The above data product built for the given Purpose would be able to:
Mantra: Model data requirements for a productised outcome.
This essentially means modeling the outcome first (prototyping) and then putting the parts together to bring the product vision to life.
Modeling user requirements as a first step bridges the gap between data and business goals. By being model-first, you are essentially enabling all data applications and pipelines to become user-facing consistently. ‘Consistently’ being the key word.
Unlike traditional modeling, domains are directly involved in the modeling phase, instead of having to iterate with a centralised engineering team. This is why traditional modeling often lacks business context around changing user requirements or lacks sufficient control/flexibility.
What is “Model” in this context?
The first step, as mentioned above, is to always start with users and collect their requirements and goals. Based on this information from different domains, a Data Product Manager (or similar, like analytics or product manager) condenses the information into logical model(s) which materialise in the form of:
In the illustrated example, we’ve shown a metric dependency tree for Enterprise Ops. This would typically come together with a “mesh” of data products powering the metrics layer. However, metrics trees don’t have to be global. They could also be local to the use case, say, a metric tree for “sales funnel acceleration”.
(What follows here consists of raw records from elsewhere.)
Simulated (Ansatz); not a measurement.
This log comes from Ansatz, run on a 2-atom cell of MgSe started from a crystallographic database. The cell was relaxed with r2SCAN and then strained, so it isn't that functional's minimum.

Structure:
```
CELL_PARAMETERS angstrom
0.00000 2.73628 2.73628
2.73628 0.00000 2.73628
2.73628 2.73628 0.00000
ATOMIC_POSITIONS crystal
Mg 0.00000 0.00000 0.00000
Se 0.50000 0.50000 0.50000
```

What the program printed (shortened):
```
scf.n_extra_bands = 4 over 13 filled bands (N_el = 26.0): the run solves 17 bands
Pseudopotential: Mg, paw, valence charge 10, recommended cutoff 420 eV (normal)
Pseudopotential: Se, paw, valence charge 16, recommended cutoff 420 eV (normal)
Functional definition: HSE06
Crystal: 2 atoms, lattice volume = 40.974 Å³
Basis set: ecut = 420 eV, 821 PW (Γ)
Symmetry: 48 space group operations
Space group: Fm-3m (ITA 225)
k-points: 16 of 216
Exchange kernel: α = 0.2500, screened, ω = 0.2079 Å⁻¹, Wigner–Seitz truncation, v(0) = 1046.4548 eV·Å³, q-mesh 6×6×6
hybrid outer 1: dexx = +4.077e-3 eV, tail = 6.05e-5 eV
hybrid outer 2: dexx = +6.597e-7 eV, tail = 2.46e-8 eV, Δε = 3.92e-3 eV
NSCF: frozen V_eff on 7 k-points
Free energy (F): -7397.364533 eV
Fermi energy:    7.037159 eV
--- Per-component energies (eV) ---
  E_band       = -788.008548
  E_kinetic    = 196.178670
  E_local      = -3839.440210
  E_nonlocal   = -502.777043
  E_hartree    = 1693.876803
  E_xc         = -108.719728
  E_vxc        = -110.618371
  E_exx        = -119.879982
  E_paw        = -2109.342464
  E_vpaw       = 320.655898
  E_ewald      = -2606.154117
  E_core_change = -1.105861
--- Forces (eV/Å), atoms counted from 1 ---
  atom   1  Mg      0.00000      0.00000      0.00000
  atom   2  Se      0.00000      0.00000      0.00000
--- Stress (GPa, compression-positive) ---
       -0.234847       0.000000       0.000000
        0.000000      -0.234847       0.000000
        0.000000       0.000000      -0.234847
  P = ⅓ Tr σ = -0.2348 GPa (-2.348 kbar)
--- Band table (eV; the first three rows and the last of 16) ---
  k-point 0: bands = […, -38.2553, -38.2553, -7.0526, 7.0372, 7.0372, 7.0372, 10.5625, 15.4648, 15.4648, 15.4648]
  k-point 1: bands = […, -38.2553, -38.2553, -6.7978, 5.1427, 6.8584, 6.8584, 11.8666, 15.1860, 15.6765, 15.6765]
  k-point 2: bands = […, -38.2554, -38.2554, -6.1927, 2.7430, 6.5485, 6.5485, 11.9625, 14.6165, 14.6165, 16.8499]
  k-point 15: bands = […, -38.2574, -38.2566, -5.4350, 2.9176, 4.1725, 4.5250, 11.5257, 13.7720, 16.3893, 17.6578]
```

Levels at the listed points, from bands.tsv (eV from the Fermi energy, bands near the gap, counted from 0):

The objective of the metrics dependency tree is to understand what positively or negatively triggers the targeted metrics and then aid informed actions to pump the metrics as required. In other words, the metrics dependency tree is a brilliant way to instantly find the root causes (RCA) behind business fluctuations and solve them just as quickly. The metric tree also sheds light on the potential of new or enhanced metrics (metric evolution).
If you wish to learn more about metric trees, here are two quick refreshers:
More on metric trees/models: Data Product StrategyImpact of metric trees on a CXO's life
Instead of being technical like the above reads, let’s understand the value of the MDT through the example of the sales manager. The sales manager observes that the curve has flattened for the ******metric on the %target achieved. He immediately looks at the granular metrics enabling this north star metric, which are, say, the conversion rate at every stage, #active prospects, and avg. open deal values.
He notices that the conversion rate has gone down and looks at the granular metrics that impact the conversion rate - avg time per stage, mean time to convert, drop-off rate, #stagnant deals. If the metric on avg time per stage is off, he would have direct insight into which sales stages are causing the trouble, and a deep-dive into further granular metrics would uncover, say, why and how that particular stage is suffering.
These insights are not just restricted to the sales domain but can fish data from other domains as well, such as product and marketing, to have a complete view of all impacting factors.
To improve the performance of North Star metrics, the sales manager could come up with new data strategies or enhanced granular metric(s) and convey the same strategy to sales analysts and the data product manager. Based on the new logic, the analyst could tweak the Sales Funnel Accelerator (Logical Model powering the sales funnel metrics) in the following ways:
Finally, the analytics engineer simply maps the physical data/tables as per the schema and logic of the new requirements in the logical model/prototype.
Multiple data products power large-scale trees such as the one on Enterprise Ops Metrics (organisational north stars like Revenue and ARR as primary metrics). In our representative sample, we had data products from across domains, such as the Sales Funnel Accelerator, Marketing Campaign Optimiser, Product Usage Optimiser, and Deployment Optimiser.
However, for more local dependency trees, such as the sales slice, even one data product could be enough to run the show. We’ll sample the Sales Funnel Accelerator (SFA) to demonstrate the model-first approach to building data products.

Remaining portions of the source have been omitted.